A college professor doing a class on Gen Z slang and the video pans over to all the boomers taking notes and seeming super interested

Veo / Dialogue / talking / lip-sync

Emotional delivery (voice direction before the line)

Prompt

Medium close-up of an **astronaut in a worn flight suit** inside a cramped capsule, soft instrument glow on her face. She stares out the porthole and says, in a hushed, awestruck whisper, "I never thought I'd actually see it." Slow push-in, cinematic low-key lighting, photoreal. Ambient noise: the quiet hum of the capsule. No background music.

Veo / Dialogue / talking / lip-sync

Mouth-sound SFX driving the visuals (voice-artist sound design)

Why it works Specifying who or what makes each sound — rather than just naming the sound — gives Veo a consistent audio character to render across many quick cuts, which is why the sound-to-visual sync holds together over a fast-paced, multi-scene sequence instead of drifting.

Prompt

A dynamic camera glides through a miniature LEGO world, where an epic adventure unfolds. All sound effects—footsteps, explosions, cars, dragons—are created using mouth sounds by a single AI-generated voice artist. As each sound is made, the visuals instantly respond: LEGO characters jump into action, cars race, spaceships take off, volcanoes erupt. The journey moves through LEGO-built environments—city streets, underwater ruins, space stations, and lava lairs. The video is fast-paced, playful, and visually rich, like a blend between The LEGO Movie and next-gen AI storytelling. The sound-to-visual sync creates a magical, toy-driven universe where imagination controls reality.

Veo / Dialogue / talking / lip-sync

Sung performance with crowd reaction (character + setting + song topic)

Why it works Giving the song a specific, absurd topic ("how things used to be in the Mesozoic Era") rather than "singing a song" gives Veo actual content to perform, and scripting the crowd's reaction closes the loop so the clip reads as a complete bit rather than a performance that just stops.

Prompt

A dinosaur with a white fedora and a Hawaiian shirt playing an acoustic guitar on stage at a small waterside bar in Puerto Rico. The dinosaur is singing about how thing used to be in the Mesozoic Era. People are clapping and laughing.

Veo / Dialogue / talking / lip-sync

Sound-effects-led scene (no dialogue)

Prompt

A **blacksmith in a leather apron** hammers a glowing orange blade on an anvil in a dark forge. Sparks fly with each strike. Slow tracking shot around the anvil, warm firelight, photoreal, slow motion on the sparks. SFX: the sharp clang of hammer on steel, the hiss of hot metal, crackling embers. Ambient noise: low roar of the forge fire. No background music, no dialogue.

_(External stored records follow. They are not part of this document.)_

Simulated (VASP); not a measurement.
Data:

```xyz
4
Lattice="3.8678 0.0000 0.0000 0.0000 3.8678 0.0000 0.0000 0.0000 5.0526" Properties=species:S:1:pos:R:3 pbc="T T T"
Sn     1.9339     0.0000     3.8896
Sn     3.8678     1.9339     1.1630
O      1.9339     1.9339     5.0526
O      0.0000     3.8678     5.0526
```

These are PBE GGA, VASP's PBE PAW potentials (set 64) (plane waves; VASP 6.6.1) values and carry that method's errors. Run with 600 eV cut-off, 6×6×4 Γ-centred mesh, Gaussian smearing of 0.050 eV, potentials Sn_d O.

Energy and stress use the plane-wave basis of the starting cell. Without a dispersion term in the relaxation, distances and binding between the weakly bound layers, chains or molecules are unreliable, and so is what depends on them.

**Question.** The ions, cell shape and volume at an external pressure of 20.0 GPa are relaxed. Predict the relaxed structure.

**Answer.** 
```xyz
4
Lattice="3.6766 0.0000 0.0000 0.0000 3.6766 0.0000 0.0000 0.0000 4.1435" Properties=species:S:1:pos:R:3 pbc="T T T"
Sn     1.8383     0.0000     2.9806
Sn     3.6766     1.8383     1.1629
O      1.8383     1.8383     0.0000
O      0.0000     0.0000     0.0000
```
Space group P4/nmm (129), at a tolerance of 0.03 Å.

Veo / Dialogue / talking / lip-sync

Ambient soundscape (mood without speech)

Prompt

Wide establishing shot of a **rain-soaked Tokyo alley at night**, neon signs reflected in puddles, steam rising from a vent. Slow forward dolly down the alley. Cinematic, moody, photoreal, anamorphic look. Ambient noise: steady rain, distant traffic, the buzz of a flickering neon sign, a faint train passing. No dialogue, no background music.

Veo / Dialogue / talking / lip-sync

Voice-over narration over b-roll

Prompt

Aerial drone shot drifting over **misty pine mountains at dawn**, golden light breaking through fog. A calm, deep male voice narrates over the footage: "Some mornings, the world holds its breath." Slow continuous camera glide, cinematic, photoreal, 4K. Ambient noise: faint wind, distant birdsong. No background music.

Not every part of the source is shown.